Pot Lights in a 1970s Toronto Home - What Happened When We Opened the Ceiling

Had pot lights installed in our 1974 Toronto bungalow kitchen and living room. What the electrician found when he opened the ceiling is worth sharing as a cautionary tale for other older-home owners.

What We Planned

12 pot lights in the kitchen and 8 in the living room. Both rooms are directly below the attic. Went with ICAT-rated LED fixtures (IC + Air-Tight combined, integrated LED, 4-inch, 2700K).

What We Found

When the electrician opened the ceiling to run wires:

Kitchen: existing knob-and-tube wiring in parts of the ceiling. Required remediation before new fixtures could be connected. This added $1,800 to the project but it was not optional.

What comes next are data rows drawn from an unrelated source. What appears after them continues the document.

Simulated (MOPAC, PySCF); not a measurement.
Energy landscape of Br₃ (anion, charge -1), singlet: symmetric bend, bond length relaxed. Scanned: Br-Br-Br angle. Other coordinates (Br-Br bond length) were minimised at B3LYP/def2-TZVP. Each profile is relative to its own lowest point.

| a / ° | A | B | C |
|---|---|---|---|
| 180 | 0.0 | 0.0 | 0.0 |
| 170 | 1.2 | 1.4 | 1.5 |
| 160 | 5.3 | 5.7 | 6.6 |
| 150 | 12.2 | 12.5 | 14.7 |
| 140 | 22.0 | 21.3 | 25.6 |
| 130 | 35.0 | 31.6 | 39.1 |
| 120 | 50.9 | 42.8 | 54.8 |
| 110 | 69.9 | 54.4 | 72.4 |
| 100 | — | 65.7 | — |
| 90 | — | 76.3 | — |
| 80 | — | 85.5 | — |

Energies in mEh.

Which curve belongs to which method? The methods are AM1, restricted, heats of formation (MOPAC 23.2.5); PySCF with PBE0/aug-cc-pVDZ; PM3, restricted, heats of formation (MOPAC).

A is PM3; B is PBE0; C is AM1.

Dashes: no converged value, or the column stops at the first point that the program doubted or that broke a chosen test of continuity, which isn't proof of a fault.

Attic above living room: insulation was blown-in vermiculite (1970s product, possibly contains asbestos). We had a sample tested. Result: non-detect for asbestos. Bullet dodged, but the test was $120 and necessary.

Final Cost Breakdown

20 ICAT LED fixtures: $1,600 (Halo brand from supply house)
Electrical labour (2 days): $2,400
Knob-and-tube remediation in kitchen area: $1,800
Dimmer switches (4 zones): $320
Permits + ESA inspection: $280
Total: $6,400

What I Wish Someone Had Told Me

Any electrical work in a pre-1980 Toronto home should budget 20-30% contingency for knob-and-tube discovery. Our electrician said it is present in the majority of 1960s-1980s Toronto homes they open up.

Also: specify ICAT explicitly to your contractor. “LED pot lights” is not specific enough. ICAT is the spec that matters for attic-adjacent ceilings.